Costing is important to a company as it helps with budgeting, but mainly so that they can ‘cost’ up the price to make a product or a batch of products. Without costing, a company would not be able to give an accurate cost price and therefore final retail price as they wouldn’t know much it costs them to make the product.

What are the differences between Absorption costing and ABC?

There are two main methods of costing, absorption and activity based costing. There are some vital differences between the two and so the pros and cons of each must be taken into account to assess the suitability of each method.

The main difference is that ABC takes more than one cost driver into account, meaning that the final costing figure is more accurate than when using the standard absorption method, for example if a company made two similar products; product 1, which is a low volume item that requires many machine setups, more testing, and special engineering tasks and product 2, which is a high volume item that requires minimal setups and special operations, and is running continuously. If we were to apply the traditional absorption costing method, it would use the machine hours as the cost driver, and so product 2 would incur massively higher costs, due to it using the most machine hours, even though product one required far more additional activities, setups, and testing. This shows how the traditional method is not appropriate when a company produces multiple products/services that require very different inputs.
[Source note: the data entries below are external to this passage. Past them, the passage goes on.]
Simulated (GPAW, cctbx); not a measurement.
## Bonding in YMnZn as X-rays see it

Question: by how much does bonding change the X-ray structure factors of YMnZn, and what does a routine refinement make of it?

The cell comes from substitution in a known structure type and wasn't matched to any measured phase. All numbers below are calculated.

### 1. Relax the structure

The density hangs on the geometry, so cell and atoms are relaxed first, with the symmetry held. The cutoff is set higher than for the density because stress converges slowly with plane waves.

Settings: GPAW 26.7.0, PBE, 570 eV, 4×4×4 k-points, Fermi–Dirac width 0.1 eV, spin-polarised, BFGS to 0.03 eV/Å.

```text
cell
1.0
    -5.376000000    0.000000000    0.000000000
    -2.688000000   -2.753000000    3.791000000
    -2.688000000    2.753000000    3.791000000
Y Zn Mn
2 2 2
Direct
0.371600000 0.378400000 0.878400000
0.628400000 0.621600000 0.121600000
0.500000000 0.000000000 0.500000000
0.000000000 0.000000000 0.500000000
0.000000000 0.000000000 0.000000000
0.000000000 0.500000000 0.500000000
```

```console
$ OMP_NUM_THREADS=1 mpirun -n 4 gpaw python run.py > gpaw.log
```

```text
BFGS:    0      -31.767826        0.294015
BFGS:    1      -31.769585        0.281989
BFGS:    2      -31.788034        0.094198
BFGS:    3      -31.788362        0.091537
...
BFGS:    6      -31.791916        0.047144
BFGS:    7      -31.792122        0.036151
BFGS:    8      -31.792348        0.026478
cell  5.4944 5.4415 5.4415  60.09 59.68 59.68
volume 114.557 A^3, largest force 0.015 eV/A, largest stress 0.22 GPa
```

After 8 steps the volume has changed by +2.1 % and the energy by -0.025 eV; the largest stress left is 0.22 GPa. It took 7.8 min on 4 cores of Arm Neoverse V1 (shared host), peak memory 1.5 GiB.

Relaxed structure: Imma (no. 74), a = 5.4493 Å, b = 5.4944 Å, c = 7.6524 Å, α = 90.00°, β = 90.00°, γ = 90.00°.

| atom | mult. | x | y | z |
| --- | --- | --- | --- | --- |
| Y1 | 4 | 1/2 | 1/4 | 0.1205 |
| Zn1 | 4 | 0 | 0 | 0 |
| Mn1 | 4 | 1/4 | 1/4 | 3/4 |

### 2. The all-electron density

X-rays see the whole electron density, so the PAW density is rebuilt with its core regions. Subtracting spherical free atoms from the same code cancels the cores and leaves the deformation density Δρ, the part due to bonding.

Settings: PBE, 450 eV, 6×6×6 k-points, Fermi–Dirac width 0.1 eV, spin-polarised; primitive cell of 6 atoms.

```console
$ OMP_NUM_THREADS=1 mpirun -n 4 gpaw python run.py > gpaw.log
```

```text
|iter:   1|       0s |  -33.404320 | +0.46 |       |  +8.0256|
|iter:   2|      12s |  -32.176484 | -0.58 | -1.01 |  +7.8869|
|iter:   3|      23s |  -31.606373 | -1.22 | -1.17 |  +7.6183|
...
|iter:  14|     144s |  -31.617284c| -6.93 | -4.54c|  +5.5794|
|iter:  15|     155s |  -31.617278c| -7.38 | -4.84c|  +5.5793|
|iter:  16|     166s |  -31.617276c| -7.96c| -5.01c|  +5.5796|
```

ABC is a more accurate system for assigning costs to products, as it traces all activities and assigns them to products by using multiple cost drivers. It also allocates the usage of common business resources to each product, again by the use of cost drivers such as labour hours. It is also useful for identifying products/services that are too costly to be profitable; although they may seem to be generating a profit, they actually use up far too many resources to be profitable.

However, there are disadvantages to this method; high volumes of specific data must be accurately collected, which could prove to be extremely time consuming. It can also itself incur costs, as it would be fairly costly to implement.

Absorption costing also has its advantages over ABC; it is far easier to implement and run as it requires less volume of data and only takes a few cost drivers into account, normally machine/labour hours.

However, disadvantages include the fact that it doesn’t take into account any indirect costs such as administration and distribution costs; it focuses on the fixed and variable costs. Also, is does not differentiate between fixed and variable costs, therefore the final costing can sometimes be inaccurate. It is also very difficult for management to make decisions based on the costing figures as they may not be accurate enough for the managers to make an informed, concise decision.

What steps would the company need to take if it was to introduce an ABC

For the company to introduce an ABC system, some careful planning and procedures must be put into place for it to be implemented correctly. The company must identify all the main activities in the business. An activity is the grouping of small units of work or tasks. An example of an activity would be the purchasing of materials and the tasks involved would be preparing the purchase orders, identifying supplier etc. The activities can be identified using activity analysis. Such analysis would identify how the work space is being used and the payroll listings. These two would give the company an initial idea of the activities involved. Also, interviews with employees would be undertaken establishing questions like how they use their time. These all would help establish different activities. They can be grouped into larger generalised activities as it would prove costly and time consuming to have each individual activity as opposed to a general one. This is called an activity cost centre. An activity cost centre is normally a department.

Costs must then be assigned to activity cost centres. The costs of resources consumed such as labour hours must be established; the overhead costs such as lighting would be shared by other activities. The apportionment of these overhead costs must be undertaken to ‘split’ the indirect costs and assign them to activity cost centres.

Appropriate cost drivers would then need to be chosen for assigning the cost of activities to each of the cost objects. A cost object in the case of this company would be the services that it provides. The three main cost drivers would be transaction, duration and intensity drivers.

The final stage in implementing an ABC would be to assign the cost of activities to the services the company provides. This involves applying the cost driver rates to the services it provides. This is why the cost drivers must be measurable, or else there wouldn’t be a way of quantifying the data. The direct costs must also be factored into each of the services. This will then give final costs for each of the services the company provides.

Describe and explain the differences between:

an allocation

an apportionment

Absorption rates.

Allocation is the process of assigning overheads that are directly linked to the activity cost centre whereas apportionment is used where the overheads cannot be directly linked to the activity cost centre and have to be shared between several of them. An example of a cost that would be allocated would be raw materials and an overhead that would be apportioned would be lighting costs for the offices. The absorption rate however, predetermines the fixed and variable costs to each of the activity cost centres.

I would suggest that the company uses the ABC costing method as opposed to the absorption method. I have come to this conclusion as a result of the following research undertaken below. Because the company provides various services to government bodies, each one is different and is tailored to suit each job. Therefore, the company doesn’t produce a generic service, and so ABC would be more suitable. If they were to implement an absorption costing method, costs would not be charged to each job accurately; it would only be based upon one cost driver, which I would assume would be the time it takes to produce and provide the service. This however would not be the case, as they would have to take into consideration other cost drivers such as hours of research undertaken and amount of data needed to be collected.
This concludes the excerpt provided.